Tonight at a ceremony in Oslo, Icelandic director Benedikt Erlingsson became the first director to win the Nordic Council Film Prize for both his first and second feature films.
This year’s winner was Woman At War, with Erlingsson sharing the $53,000 (DKK 350,000) cash prize with co-writer Ólafur Egill Egilsson and his fellow producers Marianne Slot and Carine Leblanc from France’s Slot Machine.
Woman At War, which premiered at Cannes Critics Week and is Iceland’s submission for the foreign-language Oscar race, is about a middle-aged woman who becomes an eco terrorist to try to save Iceland’s highlands, while also juggling her own desire to adopt a child.

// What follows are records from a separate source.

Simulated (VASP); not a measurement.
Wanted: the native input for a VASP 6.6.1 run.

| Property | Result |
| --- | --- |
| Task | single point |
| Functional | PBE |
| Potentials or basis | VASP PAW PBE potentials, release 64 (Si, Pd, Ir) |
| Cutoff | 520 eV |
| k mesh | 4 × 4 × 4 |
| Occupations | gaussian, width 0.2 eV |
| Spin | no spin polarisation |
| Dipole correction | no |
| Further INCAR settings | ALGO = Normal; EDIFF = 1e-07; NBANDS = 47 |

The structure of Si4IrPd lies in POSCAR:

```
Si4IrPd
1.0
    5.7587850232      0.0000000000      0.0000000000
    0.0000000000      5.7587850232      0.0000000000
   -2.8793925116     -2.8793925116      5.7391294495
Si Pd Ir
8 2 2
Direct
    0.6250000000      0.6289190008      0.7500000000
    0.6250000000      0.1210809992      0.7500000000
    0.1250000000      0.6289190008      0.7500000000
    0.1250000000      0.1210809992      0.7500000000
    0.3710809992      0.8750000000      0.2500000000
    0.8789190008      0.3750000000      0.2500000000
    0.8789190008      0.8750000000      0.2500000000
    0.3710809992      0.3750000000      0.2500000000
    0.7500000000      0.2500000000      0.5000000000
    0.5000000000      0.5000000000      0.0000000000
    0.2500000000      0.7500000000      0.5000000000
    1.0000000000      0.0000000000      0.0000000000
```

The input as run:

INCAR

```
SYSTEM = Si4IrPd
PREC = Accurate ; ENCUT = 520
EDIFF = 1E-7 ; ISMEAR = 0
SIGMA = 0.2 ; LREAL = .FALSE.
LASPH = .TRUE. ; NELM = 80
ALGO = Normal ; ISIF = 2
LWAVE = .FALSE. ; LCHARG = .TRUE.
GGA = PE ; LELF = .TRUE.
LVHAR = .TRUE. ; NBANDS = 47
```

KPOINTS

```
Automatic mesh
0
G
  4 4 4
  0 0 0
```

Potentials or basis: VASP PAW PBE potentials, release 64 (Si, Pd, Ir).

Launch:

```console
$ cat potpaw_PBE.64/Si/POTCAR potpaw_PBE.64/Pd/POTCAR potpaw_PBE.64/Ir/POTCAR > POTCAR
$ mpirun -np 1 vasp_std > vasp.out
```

The Nordic Council jury said: “In Woman at War, a big, pressing issue is channeled through a big, unrelenting personality. Halla, the vigilante working secretly to preserve the world’s eco-system, is played magnificently yet unfussily by Halldóra Geirharðsdóttir.
”The jury appreciates how he [director Erlingsson] confidently mixes action scenes and intimate moments with atmospheric Verfremdung, placing live musicians in his frames and having them be the interpreters of the moods and feelings of the characters. The result is an exhilarating film.”
Woman At War is Erlingsson’s second fiction feature; his debut Of Horses And Men also won the Nordic Council Film Prize in 2014.
2019 marked the 15th year of the Nordic Council Film Prize - this year’s the other nominees were Winter Brothers, Euthanizer, Thelma and Ravens.
The only other director to have won the award twice before is Thomas Vinterberg, with The Hunt and Submarino.